The human figure has always been my thing,” he adds. “As a kid I always started my drawings from the eyes and worked outwards—they always seemed like the most important part of a person. [Then] I got really serious about drawing [while] in high school—I was constantly doodling—and just haven’t stopped.”
(matthewnewton.us)


Official Site

Friday, 29 May 2009

Richard Kern

Richard Kern (born: North Carolina, 1954) has lived and worked in New York City since 1979. In the eighties, he produced a series of short films that now are recognized as the central works of the movement now known as the Cinema of Transgression. In the 90’s he switched to photography full time and occasionally directed music videos for bands like Sonic Youth and Marilyn Manson. Kern has published nine books and is a regular contributor to a variety of international publications.

One afternoon in 1971, I skipped my 10th grade classes to hitchhike 30 miles to a mall in Rocky Mount NC on interstate 95. Heading north to get back home, a beat-up old car full of young NYC glam girls returning from Florida stopped for me. I piled in and was immediately captivated. Theirs was a world known to me only through magazines and movies. They told me stories of rock stars they knew and had sex with. They had weird haircuts. Vinyl hot pants, cut-off shorts, halter tops and plafforrn shoes barely concealed their vitality. I sat there in the back seat; crammed between two cute "older girls" (they were eighteen or nineteen) with my mouth hanging open like the hick that I was.

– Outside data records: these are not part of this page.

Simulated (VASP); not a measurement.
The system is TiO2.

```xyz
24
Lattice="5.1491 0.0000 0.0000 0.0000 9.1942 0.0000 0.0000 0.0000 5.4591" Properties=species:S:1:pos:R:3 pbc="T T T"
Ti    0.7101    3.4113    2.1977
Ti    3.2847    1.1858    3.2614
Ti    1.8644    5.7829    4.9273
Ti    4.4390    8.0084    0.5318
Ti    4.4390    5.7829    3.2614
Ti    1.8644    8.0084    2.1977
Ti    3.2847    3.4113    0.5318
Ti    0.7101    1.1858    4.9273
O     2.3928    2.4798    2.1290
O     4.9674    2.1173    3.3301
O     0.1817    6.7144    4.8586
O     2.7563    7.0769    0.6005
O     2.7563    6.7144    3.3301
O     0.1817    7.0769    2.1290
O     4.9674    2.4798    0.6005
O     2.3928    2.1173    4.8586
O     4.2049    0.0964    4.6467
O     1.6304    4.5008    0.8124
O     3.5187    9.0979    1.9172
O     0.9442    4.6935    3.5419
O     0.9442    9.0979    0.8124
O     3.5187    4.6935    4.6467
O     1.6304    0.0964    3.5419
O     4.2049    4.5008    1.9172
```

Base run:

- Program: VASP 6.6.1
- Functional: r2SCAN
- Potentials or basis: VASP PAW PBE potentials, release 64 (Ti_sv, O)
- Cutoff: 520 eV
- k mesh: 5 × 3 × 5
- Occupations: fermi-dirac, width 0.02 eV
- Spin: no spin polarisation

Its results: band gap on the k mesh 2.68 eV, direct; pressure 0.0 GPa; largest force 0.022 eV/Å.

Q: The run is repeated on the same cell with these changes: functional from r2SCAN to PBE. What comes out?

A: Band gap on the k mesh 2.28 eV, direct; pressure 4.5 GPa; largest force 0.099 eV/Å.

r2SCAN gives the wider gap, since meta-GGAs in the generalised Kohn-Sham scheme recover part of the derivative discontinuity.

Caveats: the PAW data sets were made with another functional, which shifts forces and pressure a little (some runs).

I had already been exposed to photography at this time by my father. As editor of the local newspaper, his job included taking photos of the events he wrote about. -Throughout my adolescence, I accompanied him on night-time assignments to photograph rural news events like car wrecks, drownings or political rallies. In my young mind, "got to go and get a shot" meant an adventure was in the making. My father encouraged my interest by teaching me how to make a camera from a can and how to use the darkroom. I immediately began developing my voyeuristic tendencies.

Now I'm a hick living in NYC. All the photographs in New York Girls (with a few exceptions) were taken in one of the two apartments I've had there since 1979.

My first apartment / studio was a six-room railroad at 529 E.13th Street between Avenues A and B. In this building were three apartments that bagged and distributed heroin, two shooting galleries and several other young artist types like me that moved there for the cheap rent. I converted one room to a darkroom and three others to a workspace where I shot photos of all my friends for use in little Xeroxed magazines I produced. In 1983, I purchased a Super-8 movie camera for five dollars and began documenting my friends acting out "statements". I dragged my projector around to local clubs, showing my early shorts before bands or as wallpaper for huge acid parties. These films featured Nick Zedd, Lydia Lunch, Lung Leg, Cassandra Stark, Sonic Youth, Tommy Turner, David Wojnarowitcz, Karen Finley, Audrey Rose, Clint Ruin and others. We became, thanks to Nick's manifestos and my photographs, visible as the "Cinema of Transgression". The characters in my films shot up drugs, pierced or cut themselves, beat each other up, sucked each other off, killed their parents, raped youngsters, etc. over harsh soundtracks produced by my friend Jim Thirlwell. The most popular of these films, FINGERED, was also the most controversial. At screening after screening, both in the States and abroad, I was routinely booed off the stage, attacked or shut down. Yet, the first time Lydia (the star and instigator of this movie) and I sat down to watch the finished product, she looked at me and said "This isn't hard enough". To me, making these films was like taking a big, fat, smelly dump then standing back and watching people marvel over it.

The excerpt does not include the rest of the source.